I remember when I first saw the Prairie Smoke wildflower at Lily Lake a few years ago. I did not know what it was so I asked a friend of mine who was a Park Ranger. As soon as I started to describe it, he said he knew exactly which one it as and where it was located at Lily Lake.
The “Prairie Smoke” is also known as Old Man’s Whiskers. When it blooms it looks like small clusters of nodding dusty-rose flowers with 5 narrow and 5 wide lobes. As it goes by, the nodding ones are replaced with the Old Man’s Whiskers.
I think it is just beautiful! Don’t you?
We met a delightful couple yesterday from Tennessee whose passion is fly-fishing. They told us that the rivers around here were raging and it was hard to fly-fish in waters that turbulent. They were looking for a more quiet area. We suggested the Big Thompson River below the dam at lake Estes…that was not running quite as fast.
Phil and I ended up going up to Sprague Lake for a short hike around the lake. I was dying to see a moose…and it was a beautiful day!
We were amazed at the number of people who were fly-fishing in the lake. We could also see a few fly-fishing classes being held there, as well as many families with children. They must be there because the rivers are running so fast and Sprague Lake is the perfect place to go fly-fishing. The waters are shallow and calm and the views are gorgeous. It doesn’t get much better! I always love to see the children out fishing.
It was a very pretty walk, as always…but no moose! Maybe next time!
I’ve been waiting to see the first Prickly Pear Cactus bloom in Rocky Mountain National Park. I’ve been checking the trails but have only see the plants themselves with little reddish bulbs on top, looking like they are ready to “pop!”
When I was out on the Black Canyon and Gem Lake Trail Loop the other day, I could see hundreds of them that had bloomed in the past few days. It almost looks like there is a small meadow of just Prickly Pear Cactus.
If you walk up the main trail at Willows Knoll, you can see some Prickly Pear Cactus to your right. They are blooming in multi-groups of flowers and are just stunning!
They are so pretty when they bloom, but don’t get too close because those little needles will stick right into you and they hurt!
Cub Lake Trail in RMNP is one of the most diverse hikes in the area. It is filled with so much geological history as well as an abundance of wildflowers, birds, wildlife and gorgeous scenery. It’s a 2.3 mile up to Cub Lake which is a great place to stop for a snack or picnic lunch. You might even see a moose along the way.

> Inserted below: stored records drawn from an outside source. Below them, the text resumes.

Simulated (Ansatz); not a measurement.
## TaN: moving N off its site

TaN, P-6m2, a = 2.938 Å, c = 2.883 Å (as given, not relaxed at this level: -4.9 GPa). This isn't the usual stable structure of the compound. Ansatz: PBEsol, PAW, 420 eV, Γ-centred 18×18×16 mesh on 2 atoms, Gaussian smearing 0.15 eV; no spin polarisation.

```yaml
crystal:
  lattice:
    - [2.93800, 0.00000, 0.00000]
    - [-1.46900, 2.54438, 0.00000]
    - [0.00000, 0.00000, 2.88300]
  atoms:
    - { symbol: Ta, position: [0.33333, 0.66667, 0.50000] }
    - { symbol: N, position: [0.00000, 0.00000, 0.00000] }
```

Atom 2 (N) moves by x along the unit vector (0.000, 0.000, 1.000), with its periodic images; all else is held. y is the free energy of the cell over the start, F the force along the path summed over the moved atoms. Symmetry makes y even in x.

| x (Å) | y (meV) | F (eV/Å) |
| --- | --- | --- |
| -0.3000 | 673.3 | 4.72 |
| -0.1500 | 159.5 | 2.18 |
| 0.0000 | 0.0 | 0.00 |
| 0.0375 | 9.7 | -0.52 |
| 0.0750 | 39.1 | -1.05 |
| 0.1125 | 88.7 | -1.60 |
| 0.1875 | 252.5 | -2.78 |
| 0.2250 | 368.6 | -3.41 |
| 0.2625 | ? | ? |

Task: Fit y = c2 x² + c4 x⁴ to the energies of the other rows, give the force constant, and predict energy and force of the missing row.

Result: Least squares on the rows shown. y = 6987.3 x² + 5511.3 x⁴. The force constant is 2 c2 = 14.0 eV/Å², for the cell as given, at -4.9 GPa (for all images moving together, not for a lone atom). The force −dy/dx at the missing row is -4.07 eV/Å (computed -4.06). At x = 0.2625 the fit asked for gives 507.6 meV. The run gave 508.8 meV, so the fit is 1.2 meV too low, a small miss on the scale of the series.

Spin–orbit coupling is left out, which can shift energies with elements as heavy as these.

From there you can backtrack or continue on in a loop down to the Pool and then down to the Fern Lake Trailhead and walk back to your car. It’s a great 6 mile loop filled with many things to see!
Phil and I took about a 1 1/2 mile hike up Cub Lake Trail just to see the flowers, birds and wildlife. We weren’t prepared to do the whole hike so we just turned around and backtracked to the car. Anyway you go, it’s a beautiful hike!
When you go up Bear Lake, make sure you get one of the Bear Lake Nature Trail Guides in the little brown box by the lake. Whether you are an older couple or a family with young children, it is well worth it! There are 28 stops as you walk around the lake with very interesting and educational information. You will learn about Long’s Peak, the busy beavers, the birds of Bear Lake, an avalanche, the Greenback Cutthroat Trout, snow knees, and more. It is just fascinating! Kids love to find the different stop points around the lake. It’s great fun for the whole family!